On February 23, 2015, Georgia Governor Nathan Deal signed an executive order prohibiting state agencies from asking job applicants about their criminal histories on employment applications. Although Governor Deal’s executive order does not apply to private employers, the executive order is the latest in a growing national trend to “ban the box” on employment forms. In what is known as “ban the box” legislation, fourteen states and nearly 100 cities nationwide have enacted similar legislation making it unlawful for state, city, county and other local agencies to inquire about an applicant’s criminal history on employment applications. As discussed previously, here, here and here, many jurisdictions adopting “ban the box” laws allow criminal histories to be considered in hiring decisions, but only after the candidate’s application has been accepted and an initial interview has been offered. 

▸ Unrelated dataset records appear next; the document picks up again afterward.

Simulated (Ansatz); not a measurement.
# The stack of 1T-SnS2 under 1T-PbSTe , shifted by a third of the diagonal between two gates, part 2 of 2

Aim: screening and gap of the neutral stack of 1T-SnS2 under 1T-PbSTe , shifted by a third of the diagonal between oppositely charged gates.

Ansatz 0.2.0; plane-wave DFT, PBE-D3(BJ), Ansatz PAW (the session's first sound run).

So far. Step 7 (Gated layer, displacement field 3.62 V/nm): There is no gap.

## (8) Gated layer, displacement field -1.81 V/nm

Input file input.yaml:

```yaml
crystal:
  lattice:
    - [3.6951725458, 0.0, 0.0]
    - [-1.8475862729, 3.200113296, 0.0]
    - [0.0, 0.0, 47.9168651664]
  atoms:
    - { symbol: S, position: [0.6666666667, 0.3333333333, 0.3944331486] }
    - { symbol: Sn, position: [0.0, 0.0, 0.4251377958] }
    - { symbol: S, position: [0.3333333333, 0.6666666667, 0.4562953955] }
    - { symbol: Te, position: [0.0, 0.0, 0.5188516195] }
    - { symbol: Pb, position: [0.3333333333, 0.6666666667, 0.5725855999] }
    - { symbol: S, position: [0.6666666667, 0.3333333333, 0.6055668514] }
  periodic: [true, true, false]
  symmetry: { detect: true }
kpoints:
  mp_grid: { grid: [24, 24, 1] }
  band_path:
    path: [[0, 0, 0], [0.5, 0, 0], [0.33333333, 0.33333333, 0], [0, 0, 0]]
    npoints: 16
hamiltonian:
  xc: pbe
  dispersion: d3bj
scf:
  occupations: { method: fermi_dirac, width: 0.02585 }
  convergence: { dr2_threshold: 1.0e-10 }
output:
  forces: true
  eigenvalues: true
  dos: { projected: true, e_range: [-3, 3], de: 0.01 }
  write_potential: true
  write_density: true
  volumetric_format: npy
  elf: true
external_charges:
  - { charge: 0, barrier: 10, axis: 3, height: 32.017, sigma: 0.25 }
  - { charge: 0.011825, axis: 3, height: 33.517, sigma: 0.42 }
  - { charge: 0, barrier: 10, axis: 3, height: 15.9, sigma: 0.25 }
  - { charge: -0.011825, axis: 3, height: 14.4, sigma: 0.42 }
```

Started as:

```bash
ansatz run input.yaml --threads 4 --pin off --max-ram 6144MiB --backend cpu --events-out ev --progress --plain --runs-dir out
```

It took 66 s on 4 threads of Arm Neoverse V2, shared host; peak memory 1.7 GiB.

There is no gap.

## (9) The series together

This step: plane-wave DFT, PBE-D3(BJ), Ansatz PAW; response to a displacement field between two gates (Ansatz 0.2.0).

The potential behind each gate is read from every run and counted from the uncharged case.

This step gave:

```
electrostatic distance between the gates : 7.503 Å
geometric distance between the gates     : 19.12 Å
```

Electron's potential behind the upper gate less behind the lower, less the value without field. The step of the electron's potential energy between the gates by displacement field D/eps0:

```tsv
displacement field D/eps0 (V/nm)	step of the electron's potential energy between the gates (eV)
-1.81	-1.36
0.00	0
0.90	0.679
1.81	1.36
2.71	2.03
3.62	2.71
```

Private employers must also be aware of the growing momentum for “ban the box” legislation in cities and states in which they do business. At present, six states have enacted “ban the box” laws that apply statewide to private employers: Hawaii, Illinois, Massachusetts, Minnesota, New Jersey and Rhode Island. In addition, at least twenty-five cities and counties now extend “ban the box” laws to private employers. These cities include Baltimore, Buffalo, Chicago (also statewide), Newark (also statewide), Philadelphia, San Francisco, Seattle and Washington, D.C. The majority of these laws have been enacted within the last three years. 

The Georgia “ban the box” executive order has a similar purpose to other “ban the box” legislation. In his executive order, Governor Deal concluded that requiring job applicants to disclose convictions on initial employment applications creates a barrier to employment. By “banning the box,” Georgia intends to prevent state agencies from automatically disqualifying a candidate because of a prior conviction. Instead, the Georgia executive order seeks to allow a job applicant with a conviction record the opportunity to explain his or her criminal history as part of an in-person job interview. 

Private employers can expect additional cities and states to adopt “ban the box” legislation that reaches into the private sector. In 2012, the Equal Employment Opportunity Commission endorsed removing questions or checkboxes regarding criminal convictions from job applications. The EEOC’s position indicates their view that federal civil rights laws regulate employment decisions based on an applicant’s criminal history. Based on the growing momentum for “ban the box” legislation, employers should reevaluate their pre-employment and hiring practices. In particular, employers should review their employment applications to ensure that any questions comply with local and state law. Impacted employers also should ensure that all hiring and recruiting personnel are aware of “ban the box” laws - whether they currently apply to them or not. 

“Ban the box” legislation likely will continue to expand in 2015. Thus, even private employers not currently subject to such legislation should consider reviewing and revising their employment applications and should keep abreast of proposed “ban the box” legislation that may apply to them. Employers with questions regarding “ban the box” should consult with counsel.